Holiday subject lines: good, bad, ugly, weird

Four subject lines from the end-of-year in-box:

Christmas Appeal – Consider a gift today!

There’s a soft spot in my heart for literal and straightforward communication, unadorned by the cleverness that so often turns nonprofit messages into secret code.

But this one may go too far, leaving nothing to the imagination. If the organization were extremely well-branded and strongly associated with Christmas (The Salvation Army), it might work. That wasn’t the case here.

And “consider a gift” is just weak in any case. They’ve given away the fact that there’s an appeal for funds in the in-box. They’ve also let drop the fact that this may not be the coolest offer they’re going to see today. Just another boring holiday-season appeal for funds.

Subject lines work best when they entice and promise. This one did neither.

[Organization] Responds to [obscure disaster]

This one makes one of the most common fundraising errors of all: Assuming that because we’re doing it, everyone cares.

It’s not a subject line at all, but the headline on a press release. (In fact, that’s what the content of the email was: a press release.)

News flash: Nobody is interested in press releases. Not even the press. Just announcing that you’re doing something is lazy and lame. If you want people to get involved, you have to involve them.

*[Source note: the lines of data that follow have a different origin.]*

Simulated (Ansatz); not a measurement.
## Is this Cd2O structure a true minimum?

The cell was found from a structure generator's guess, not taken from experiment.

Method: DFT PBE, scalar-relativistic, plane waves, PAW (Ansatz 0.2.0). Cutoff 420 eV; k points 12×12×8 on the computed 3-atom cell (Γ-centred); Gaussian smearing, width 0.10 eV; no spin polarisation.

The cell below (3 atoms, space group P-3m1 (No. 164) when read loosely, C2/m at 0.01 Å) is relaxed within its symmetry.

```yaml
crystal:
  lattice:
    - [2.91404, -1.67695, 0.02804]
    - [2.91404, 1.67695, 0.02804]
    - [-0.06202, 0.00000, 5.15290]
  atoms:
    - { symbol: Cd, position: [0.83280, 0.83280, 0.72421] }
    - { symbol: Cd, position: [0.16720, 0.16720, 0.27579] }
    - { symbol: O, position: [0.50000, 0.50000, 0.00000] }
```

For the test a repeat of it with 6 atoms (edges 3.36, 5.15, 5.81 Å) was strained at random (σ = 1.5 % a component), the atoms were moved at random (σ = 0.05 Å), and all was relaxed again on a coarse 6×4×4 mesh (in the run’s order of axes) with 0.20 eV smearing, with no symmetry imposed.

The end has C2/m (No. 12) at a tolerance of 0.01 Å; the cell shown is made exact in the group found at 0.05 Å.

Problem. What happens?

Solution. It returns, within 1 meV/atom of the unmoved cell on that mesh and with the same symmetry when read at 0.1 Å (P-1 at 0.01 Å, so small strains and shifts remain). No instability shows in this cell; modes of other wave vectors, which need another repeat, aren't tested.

Bad Start to December Fundraiser

(I saw this one at Nolo’s Fundraising Tips for Busy Nonprofits.)

Bad. Really bad. It is completely self-directed. The for people within the nonprofit, a bad start to a December fundraising is truly a problem. Not for donors. They don’t support us for our fundraisers. They support us for our causes.

Every time you communicate with donors, you must spend some time and effort thinking about what concerns them. You’ll find that what’s bothering you is seldom of interest to them.

This is not tax deductible

(From the Obama campaign.)

This is an odd subject line. Why highlight one well-known, if slightly unattractive fact about their fundraising? There was nothing in the message about the lack of tax deductibility.

I wonder if I was in a test panel. One thing going for this one is its oddness. Odd subject lines often do well. Maybe this fits that category.


Comments

2 responses to “Holiday subject lines: good, bad, ugly, weird”

  1. These are all the BAD. Where are the GOOD? As a fundraiser that is always trying to learn and improve (like all of us), it would be helpful to get some ideas of good. It seems that we are always told about the bad (not just here, but at seminars, conferences, etc) and we are not sharing the good.
    So, any ideas on good year-end appeal subject lines?

  2. These are all the BAD. Where are the GOOD? As a fundraiser that is always trying to learn and improve (like all of us), it would be helpful to get some ideas of good. It seems that we are always told about the bad (not just here, but at seminars, conferences, etc) and we are not sharing the good.
    So, any ideas on good year-end appeal subject lines?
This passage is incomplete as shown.